Symbolic execution
Execute programs with symbols instead of values
-
program state (memory, registers, etc.) is symbolic and bound by constraints
- have set of possible values
- subject to constraints, i.e. mathematical restrictions on allowed values
- symbolic variables/expressions are immutable
-
perform all arithmetic & boolean operations symbolically
- output symbolic expressions encoding operation performed
-
fork state when branch depends on symbol
-
unconditional branch – direct control flow
-
concrete conditional branch – follow condition
-
symbolic conditional branch – take both paths
- fork program state and set IP to either path
- add appropriate branch condition as path constraint
- eventually explores all possible paths
-
solve constraints to get values when needed (‘concretization’)
Problems with symbolic execution:
- state explosion: number of possible paths in a program is huge, increases with number of branches
- dealing with I/O: do nothing? output?
- modelling environment and hardware (and simulated hardware isn’t the same)

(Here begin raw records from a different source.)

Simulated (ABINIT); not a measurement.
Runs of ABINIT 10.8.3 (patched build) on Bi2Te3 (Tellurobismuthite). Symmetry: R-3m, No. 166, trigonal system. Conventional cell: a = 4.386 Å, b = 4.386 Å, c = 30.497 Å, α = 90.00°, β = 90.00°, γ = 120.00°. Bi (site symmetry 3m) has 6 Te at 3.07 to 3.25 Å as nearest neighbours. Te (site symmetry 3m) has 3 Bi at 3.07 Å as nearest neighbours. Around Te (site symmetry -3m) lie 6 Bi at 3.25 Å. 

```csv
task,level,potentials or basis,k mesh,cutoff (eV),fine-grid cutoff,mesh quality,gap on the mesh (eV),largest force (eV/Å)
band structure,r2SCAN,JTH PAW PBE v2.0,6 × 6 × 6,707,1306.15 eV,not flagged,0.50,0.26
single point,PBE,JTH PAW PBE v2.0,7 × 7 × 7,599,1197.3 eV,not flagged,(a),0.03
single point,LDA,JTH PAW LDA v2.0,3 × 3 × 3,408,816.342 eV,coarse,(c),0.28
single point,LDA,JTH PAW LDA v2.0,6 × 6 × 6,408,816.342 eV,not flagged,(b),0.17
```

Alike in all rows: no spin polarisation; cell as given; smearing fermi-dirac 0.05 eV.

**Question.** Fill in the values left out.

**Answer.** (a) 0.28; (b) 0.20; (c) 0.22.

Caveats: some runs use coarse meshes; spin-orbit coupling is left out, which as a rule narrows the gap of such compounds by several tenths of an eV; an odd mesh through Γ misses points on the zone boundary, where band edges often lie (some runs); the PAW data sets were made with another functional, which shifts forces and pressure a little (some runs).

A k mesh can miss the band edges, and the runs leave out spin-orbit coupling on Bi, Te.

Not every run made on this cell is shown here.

- constraint solving: not all constraints are linear, NP-complete
Basic optimisations:
- expression simplification: use algebra to bring down to minimal form
- state merging: mitigate state explosion when little difference between states
Concolic (concrete + symbolic) execution:
- repeat:
- dynamic analysis to capture trace for concrete run
- symbolic execution on traced instructions, yielding path constraints
- dynamic analysis to capture trace for concrete run
- symbolic execution on traced instructions, yielding path constraints
- adjust constraints by flipping last encountered symbolic branch
- solve constraints of flipped branch, yielding inputs for new path
- advantages: no state explosion so much faster, symbolize only what you need
- drawbacks: need good initial input, can only flip branches controlled by symbolic variables, constraint solving is still hard
SMT solvers: Z3, CVC4, STP
SymbEx engines: KLEE, S2E, Angr, Triton